John McCain is a Desperate Man. Today he's obsessed with the single word "redistributive", which he plucks from a discussion of civil rights and constitutional law among Obama and fellow law professors on WBEZ radio in 2001. McCain attempts to use it to convince voters that Obama is a "socialist".
DEBUNKED. Here's Politico:
[Obama legal advisor Cass] Sunstein argued that Obama is discussing redistribution in a relatively narrow legal context: The discussion in the 1970s of whether the Supreme Court would create the right to a social safety net -- to things like education and welfare. He also noted that in the interview, Obama appears to express support for the court's rejection of that line of argument, saying instead that the civil rights movement should aim for the same goals through legislative action.
"What the critics are missing is that the term 'redistribution' didn’t mean in the Constitutional context equalized wealth or anything like that. It meant some positive rights, most prominently the right to education, and also the right to a lawyer," Sunstein said. "What he’s saying – this is the irony of it – he’s basically taking the side of the conservatives then and now against the liberals."
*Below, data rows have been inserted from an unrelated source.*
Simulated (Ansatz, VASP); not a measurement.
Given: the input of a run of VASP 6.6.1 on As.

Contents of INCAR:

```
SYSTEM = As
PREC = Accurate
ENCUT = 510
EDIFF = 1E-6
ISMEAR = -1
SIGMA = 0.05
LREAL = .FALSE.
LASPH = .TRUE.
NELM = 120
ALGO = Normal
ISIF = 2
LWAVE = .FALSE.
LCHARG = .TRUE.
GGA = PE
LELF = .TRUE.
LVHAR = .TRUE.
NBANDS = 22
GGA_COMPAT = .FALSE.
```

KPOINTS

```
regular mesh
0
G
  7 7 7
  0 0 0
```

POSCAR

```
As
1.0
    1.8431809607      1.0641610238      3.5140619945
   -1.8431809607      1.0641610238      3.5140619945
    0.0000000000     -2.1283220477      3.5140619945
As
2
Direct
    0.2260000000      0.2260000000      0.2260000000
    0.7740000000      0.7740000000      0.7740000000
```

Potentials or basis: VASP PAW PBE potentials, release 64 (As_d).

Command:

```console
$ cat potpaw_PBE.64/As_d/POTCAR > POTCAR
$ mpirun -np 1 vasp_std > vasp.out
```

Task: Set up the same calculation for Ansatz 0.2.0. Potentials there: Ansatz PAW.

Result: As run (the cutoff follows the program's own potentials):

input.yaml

Link to audio of the full 2001 discussion on WBEZ is here. A bunch of law professors sitting around talking. About, you know, legal stuff. Using legal terms. Oooh! Scary!
Yet here's McCain, desperately, pathetically attempting to spin "socialism" out of nothing:
MCCAIN:
In a radio interview revealed today, he said that one of the quote -- "tragedies" of the civil rights movement is that it didn't bring about a redistribution of wealth in our society. He said, and I quote, "One of the tragedies of the Civil Rights movement was because the Civil Rights movement became so court-focused I think that there was a tendency to lose track of the political and community organizing and activities on the ground that are able to put together the actual coalitions of power through which you bring about redistributive change."
That is what change means for Barack the Redistributor: It means taking your money and giving it to someone else. He believes in redistributing wealth, not in policies that grow our economy and create jobs. He is more interested in controlling wealth than in creating it, in redistributing money instead of spreading opportunity. I am going to create wealth for all Americans, by creating opportunity for all Americans.
McCain is the Emily Litella of politics.
Here's more from the Politico article:
The first mention of redistribution, which does not appear on the YouTube clip, comes when Obama discusses a 1973 Supreme Court ruling finding that there is no right to education.
"One other area where the civil rights area has changed... is at the state level you now have state supreme courts and state laws that in some ways have adopted the ethos of the Warren Court. A classic example would be something like public education, where after Brown v. Board, a major issue ends up being redistribution -- how do we get more money into the schools, and how do we actually create equal schools and equal educational opportunity? Well, the court in a case called San Antonio v. Rodriguez in the early '70s basically slaps those kinds of claims down, and says, 'You know what, we as a court have no power to examine issues of redistribution and wealth inequalities. With respect to schools, that's not a race issue, thats a wealth issue and something and we can't get into."
Later in the interview, Obama seemed to concur with conservative and mainstream liberal scholars on the court's more modest view of its powers:
"Maybe i am showing my bias here as a legislator as well as a law professor, but you know, I am not optimistic about bringing about major redistributive change through the courts," he said. "You know the institution just isn't structured that way. Just look at very rare examples where during he desegregation era the court was willing to, for example, order ... changes that cost money to local school district[s], and the court was very uncomfortable with it. It was hard to manage, it was hard to figure out, you start getting into all sorts of separation of powers issues in terms of the court monitoring or engaging in a process that is essentially is administrative and takes a lot of time. The court is not very good at it, and politically it is hard to legitimize opinions from the court in that regard. So i think that although you can craft theoretical justifications for it legally, I think any three of us sitting here could come up with a rationale for bringing about economic change through the courts, I think that as a practical matter that our institutions are just poorly equipped to do it."
So a law professor discussing whether the courts have the power to bring about "redistributive change" such as better funding of schools - and concluding that they have no such power - becomes a "socialist" according to John McCain. What other words are forbidden, John?
How embarrassing for John McCain. You'd think he'd be mortified by the whole thing.
And isn't it rather unseemly for a kept man like John McCain to whine on and on about "redistribution of wealth" while he lives off his wife, the zillionaire heiress? How much was McCain making when he met the 24 year old Cindy? Talk about your redistribution of wealth!